How frivolous is this fictional memoir about the first (and very horny) woman to play in the National Hockey League? Very, at times, yet at others, it is "funny" in the chillingly prophetic manner which has made me a lifelong fan of DeLillo's writing. To wit: this novel, published in 1980, ends up with a subplot about Saudi Arabian ownership of the New York Rangers that is astonishingly up-to-date, and about midway through (pg. 209, to be precise), there is a riff about Saudis, Afghans and Kurds that had me double-checking the copyright date at the front of the book. Ladies and gentlemen, DeLillo is our most prescient author of fiction, even when he is just doodling.


Wednesday, March 02, 2005
 
BUU LONG: Woke the next morning feeling human at last. Dr. Sinister had a swell idea: a car ride out to Buu Long mountain, east of Ho Chi Minh City, in the vicinity of Bien Hoa. You can easily hire a driver (and possible guide) by checking with the tourist desk at any of Viet Nam's average-or-better hotels; apparently this is the best way to get to any place off of the main air and bus routes.

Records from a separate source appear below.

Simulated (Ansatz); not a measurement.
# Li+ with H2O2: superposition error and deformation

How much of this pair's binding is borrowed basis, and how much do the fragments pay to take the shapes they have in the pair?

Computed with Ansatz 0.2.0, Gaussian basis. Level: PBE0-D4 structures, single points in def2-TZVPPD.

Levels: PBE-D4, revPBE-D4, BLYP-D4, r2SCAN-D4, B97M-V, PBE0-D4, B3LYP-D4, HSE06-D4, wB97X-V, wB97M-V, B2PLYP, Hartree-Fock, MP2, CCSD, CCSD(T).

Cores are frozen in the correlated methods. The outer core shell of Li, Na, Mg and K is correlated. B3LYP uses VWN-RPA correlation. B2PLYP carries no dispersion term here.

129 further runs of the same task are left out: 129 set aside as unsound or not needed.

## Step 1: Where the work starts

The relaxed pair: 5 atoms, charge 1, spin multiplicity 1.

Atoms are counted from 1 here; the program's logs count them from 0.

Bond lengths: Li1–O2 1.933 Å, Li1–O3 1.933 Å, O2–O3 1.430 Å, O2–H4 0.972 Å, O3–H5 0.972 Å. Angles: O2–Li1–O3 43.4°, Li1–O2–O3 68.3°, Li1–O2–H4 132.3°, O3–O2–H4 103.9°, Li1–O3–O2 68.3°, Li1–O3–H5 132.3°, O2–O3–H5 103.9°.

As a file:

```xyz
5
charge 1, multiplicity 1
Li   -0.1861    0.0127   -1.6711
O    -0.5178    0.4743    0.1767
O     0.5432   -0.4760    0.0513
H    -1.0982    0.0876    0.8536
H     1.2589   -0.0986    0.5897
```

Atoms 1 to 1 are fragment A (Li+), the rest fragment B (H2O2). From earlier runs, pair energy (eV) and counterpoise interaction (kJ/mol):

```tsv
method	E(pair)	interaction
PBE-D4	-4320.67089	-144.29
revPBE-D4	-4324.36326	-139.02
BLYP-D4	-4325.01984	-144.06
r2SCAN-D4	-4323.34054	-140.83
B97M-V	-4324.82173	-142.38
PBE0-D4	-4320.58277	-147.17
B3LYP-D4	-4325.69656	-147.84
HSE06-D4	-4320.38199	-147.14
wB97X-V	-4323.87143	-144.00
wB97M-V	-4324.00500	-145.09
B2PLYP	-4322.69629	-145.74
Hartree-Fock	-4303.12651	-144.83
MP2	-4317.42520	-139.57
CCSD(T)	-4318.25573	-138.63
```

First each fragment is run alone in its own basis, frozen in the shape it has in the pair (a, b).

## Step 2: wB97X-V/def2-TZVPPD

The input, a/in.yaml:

One thing we quickly learn: traffic on the roads outside HCM City is just as nuts as within. You almost never see a helmet on anyone riding their cycles; a dust-blocking bandana tied around the face is about it. And I never did figure out if the fluttering motion drivers sometimes made with their hands meant "it's okay to pass me," or "back off, I'm coming through," cuz it scarcely seemed to make any difference I could see. In the end, paradoxically enough, I found it much less stressful to be a part of the traffic rather than watching it rumble by from an exterior coign of vantage.

So we were out in the sticks at last, where few Westerners seem to go, which got us some nice stares, far preferable to people in the city trying to sell us tourist junk all the time. The mountain and (artificial) lake area turned out to be as scenic as advertised, and a good hike brought us to the pagoda at the peak.

On the way back down, we passed two Vietnamese on their way up, one of whom began a friendly conversation with us (in English, of course); turned out this fellow was now a mechanic in California, returned for the New Year holiday, and very interested to see us two round-eyes in this area (which, I'll say it again, is off the beaten tourist track). His companion, who apparently spoke no English, watched us with a pleasant smile as we talked; when I tried uttering the phrase "viet kieu," this fellow laughed aloud, good-naturedly I like to think.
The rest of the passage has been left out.